# Ariens 924050 HM80-155128E replacement carb



## tachmn (Sep 25, 2016)

I have an Ariens 924050 s/n 006302. Engine is HM80-155128E s/n 9017 D

Tecumseh Owner's Manual and Operating Instructions is 181-151-1 dated 11-1-78. 

(I posted a while ago about the crankcase breather leaking gas. A partial carburetor rebuild solved that.)

During the 2018-2019 season I needed to run it at full choke to keep it running.

I could not get it to start before the 2019-2020 season.

From perusing forums here I tried to contact Pat's Small Engine Plus. But I couldn't get past the spam filter.
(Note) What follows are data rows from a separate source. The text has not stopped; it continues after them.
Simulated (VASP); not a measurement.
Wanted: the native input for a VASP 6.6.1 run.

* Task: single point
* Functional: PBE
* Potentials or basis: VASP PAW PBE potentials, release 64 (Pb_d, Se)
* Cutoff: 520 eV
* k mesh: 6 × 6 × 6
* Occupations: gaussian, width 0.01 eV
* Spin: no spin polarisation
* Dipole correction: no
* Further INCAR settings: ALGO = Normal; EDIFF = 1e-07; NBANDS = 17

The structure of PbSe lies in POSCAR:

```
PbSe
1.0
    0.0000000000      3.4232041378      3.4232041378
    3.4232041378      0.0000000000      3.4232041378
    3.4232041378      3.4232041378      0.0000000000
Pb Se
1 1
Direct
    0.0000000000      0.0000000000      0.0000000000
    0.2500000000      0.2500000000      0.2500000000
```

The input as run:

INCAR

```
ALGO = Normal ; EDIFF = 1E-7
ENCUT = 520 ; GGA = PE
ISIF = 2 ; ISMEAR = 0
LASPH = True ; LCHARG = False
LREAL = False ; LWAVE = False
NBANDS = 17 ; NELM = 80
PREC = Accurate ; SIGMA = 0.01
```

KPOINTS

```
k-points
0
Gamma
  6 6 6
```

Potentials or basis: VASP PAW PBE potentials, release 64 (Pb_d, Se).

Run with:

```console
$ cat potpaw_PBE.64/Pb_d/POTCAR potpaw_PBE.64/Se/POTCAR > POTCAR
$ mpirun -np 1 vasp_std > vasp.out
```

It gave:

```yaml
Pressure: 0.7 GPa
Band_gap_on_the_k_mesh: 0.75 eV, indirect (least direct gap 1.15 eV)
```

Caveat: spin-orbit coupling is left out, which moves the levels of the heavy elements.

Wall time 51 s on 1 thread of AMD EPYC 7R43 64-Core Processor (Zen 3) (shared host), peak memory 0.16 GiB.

I ran out of time so it sat out last winter while I used a backup. Fortunately I only used the backup 7 times for around 9 hours total.

This is the second time the carburetor has acted up. I think it is time to replace it instead of trying to rebuild it again.

Original carburetor was replaced about 12 years ago after two rebuilds (one by me, one by a repair shop) did not fix a drip from the air intake. So the current carburetor is not original. 

Which complicates things. I have been to PSEP but they list multiple HM80 replacement carburetors. I don't know which one to choose. As I can't find the current carburetor anywhere, 5002E7K. 




























It appears from looking at various parts diagrams the original number was 632037. Now superseded by 631957B? But I don't know what the original carburetor number was, so I can't be sure. 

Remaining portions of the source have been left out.